2.3 Component- vs. Interaction-dominant Dynamics
A helpful framework for discussing the differences between a Complex Systems Approach and a Machine Metaphor Approach to the scientific study of human behaviour is to describe the causal ontology used to explain behaviour. Familiar “degrees of causation”, or entailment are possible in component dominant dynamics, such as uniquely explained variance, beta weights or effect sizes. In general, a linear arrangement of partial causes always neatly sum up to produce the behaviour of interest. An alternative causal ontology is interaction dominant dynamics in which not the components themselves, but their interactions as a whole are the source of the observed behaviour (Ihlen & Vereijken, 2010; Kello, Beltz, Holden, & Van Orden, 2007; Van Orden, Holden & Turvey, 2003; Van Orden, Holden & Turvey, 2005; Wijnants, Cox, et al., 2012). Here the contribution of components is not additive, but multiplicative and nonlinear (Holden et al., 2009; van Rooij, Nash, Rajaraman, & Holden, 2013). Such interaction dominant dynamics render individual component behaviour (which are still posited to exist), such as poor performance on ability X, impaired representation of that feature Y, as a less interesting object of theoretical and empirical inquiry.

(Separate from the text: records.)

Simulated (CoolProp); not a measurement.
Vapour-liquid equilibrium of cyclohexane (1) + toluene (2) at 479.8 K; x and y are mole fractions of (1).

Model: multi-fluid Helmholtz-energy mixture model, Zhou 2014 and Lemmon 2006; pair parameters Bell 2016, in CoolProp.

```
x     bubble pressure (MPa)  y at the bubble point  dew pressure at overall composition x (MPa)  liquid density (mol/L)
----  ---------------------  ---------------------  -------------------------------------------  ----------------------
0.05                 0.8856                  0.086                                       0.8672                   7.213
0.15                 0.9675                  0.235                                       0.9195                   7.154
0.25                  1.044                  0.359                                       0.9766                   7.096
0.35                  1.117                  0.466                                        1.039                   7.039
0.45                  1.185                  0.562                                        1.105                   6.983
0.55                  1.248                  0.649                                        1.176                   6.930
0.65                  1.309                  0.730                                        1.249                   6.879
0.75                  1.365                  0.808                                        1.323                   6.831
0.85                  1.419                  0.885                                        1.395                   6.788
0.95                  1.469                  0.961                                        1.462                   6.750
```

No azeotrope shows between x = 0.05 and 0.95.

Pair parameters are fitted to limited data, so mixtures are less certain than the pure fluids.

As a consequence, theoretical and empirical inquiry is aimed at identifying and understanding the contexts in which impaired behaviour emerged. Adopting such a perspective entails that all observable behaviour can only be understood relative to the context in which it was observed, that is, the measurement context (cf. Holden, Choi, Amazeen, & Van Orden, 2010; Van Orden, Kello, & Holden, 2010). Figure presents the fundamental differences between the two ontologies in their assumptions about the causes of behaviour and their assumed place of measurement. Figure may reveal why the nature of cognitive components and processes remain elusive in their causal role. They are inferred, not postulated, based on data from different places of measurement. Their causal structure does not incorporate the nested nature of both measurements as well as posited entities. Applying the concept of the complex conditional reveals hierarchical dependencies of one condition on another and such a complex, if it were composed of the correct conditionals, should be considered as a whole. As a consequence, impaired behaviour should be understood as emerging from the whole of constituent components, not from an individual component. The notion of a cause is somewhat more radical than the complex conditionals and is known as impredicative, circular causation (Chemero & Turvey, 2010; Freeman, 1999; Turvey, 2007), or nested causation.